In short: successful adolescence emerges from being molded to familial expectations without being submerged in societal expectations.
Even shorter: successful adolescence is the process of learning to be you.
Many of us never get there (as evidenced by so much angry ignorance being spouted against a film by people who have admittedly never watched it).
In the film Cuties, our protagonist Ami is precocious in making this adolescent transition. She is aware at an earlier age of the damage inflicted by her family’s shallow adherence to the behaviors of their faith. That faith is portrayed as being exploited in order to exploit the women at the center of Ami’s home. But this no-longer-a-child accommodates better than the adults around her the resulting neglect, dysfunction, and shaming. Her efforts even force her to endure an examination for demonic influence, after which the local clergyman pronounces the accusation as unfounded.

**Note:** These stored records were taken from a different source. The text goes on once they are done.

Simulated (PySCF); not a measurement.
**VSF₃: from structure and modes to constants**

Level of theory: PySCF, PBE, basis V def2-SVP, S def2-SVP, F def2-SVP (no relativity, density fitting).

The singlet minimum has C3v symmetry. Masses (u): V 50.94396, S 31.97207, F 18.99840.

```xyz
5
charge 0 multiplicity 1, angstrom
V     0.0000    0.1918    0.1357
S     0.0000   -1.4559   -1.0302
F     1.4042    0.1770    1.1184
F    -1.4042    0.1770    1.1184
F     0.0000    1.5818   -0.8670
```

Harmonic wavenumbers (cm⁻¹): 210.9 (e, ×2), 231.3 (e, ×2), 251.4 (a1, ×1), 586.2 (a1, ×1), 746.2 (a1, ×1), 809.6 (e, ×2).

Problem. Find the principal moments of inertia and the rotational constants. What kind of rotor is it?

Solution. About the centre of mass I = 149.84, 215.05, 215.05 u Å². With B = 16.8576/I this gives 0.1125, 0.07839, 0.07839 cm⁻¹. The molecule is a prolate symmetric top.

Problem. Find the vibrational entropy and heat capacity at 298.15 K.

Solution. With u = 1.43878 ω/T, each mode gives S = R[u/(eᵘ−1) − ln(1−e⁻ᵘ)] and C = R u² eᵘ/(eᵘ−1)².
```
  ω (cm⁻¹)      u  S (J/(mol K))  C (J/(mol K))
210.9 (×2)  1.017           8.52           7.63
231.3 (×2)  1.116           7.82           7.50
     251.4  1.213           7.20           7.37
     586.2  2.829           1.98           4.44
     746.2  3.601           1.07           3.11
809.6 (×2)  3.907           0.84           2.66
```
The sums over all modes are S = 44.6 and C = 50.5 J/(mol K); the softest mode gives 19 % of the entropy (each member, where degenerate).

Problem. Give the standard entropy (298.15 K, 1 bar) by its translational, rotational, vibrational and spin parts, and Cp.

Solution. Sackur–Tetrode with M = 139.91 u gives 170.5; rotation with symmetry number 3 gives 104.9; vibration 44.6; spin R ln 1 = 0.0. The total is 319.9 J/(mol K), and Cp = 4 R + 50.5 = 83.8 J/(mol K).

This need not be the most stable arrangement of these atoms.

Meanwhile, Ami seeks acceptance through conformity to a popular group of girls at school, mastering their juvenile dance moves, then mentoring them in furthering their ambitions: to reflect in their eleven-year-old performances the highly sexualized routines she finds online. The forces of peer pressure, entertainment industries, and social media are shown as constantly pushing the envelope, expanding the horizons, encroaching the boundaries, and trespassing the sensibilities of those who have gone before. It seems clear that all the girls are unaware of the message communicated by the gestures and postures they mimic…until Ami finally understands what others see her body saying.
Spoiler alert: Ami succeeds in the primary task of adolescence. She appears to recognize the same underlying pressures in both systems pulling at her. She not only withdraws from the peer pressure, she rejects the faith-exploiting ritual in which her family engages. And in doing so, she finds an ally to support her, though this occurs a generation later than the viewer might have hoped.
But have no doubts:
Ami is a catalyst. Not just in reflecting the exploitation of her family’s
faith. Not just in rejecting the sources of social patterning. But in reminding
the viewer that we each have the opportunity to view and experience the world
as a unique individual. To do so, we must separate from what our family tells
us to be. We must separate from what society tells us to be. And we must certainly
separate from the opinions of those willing to judge what they will not see.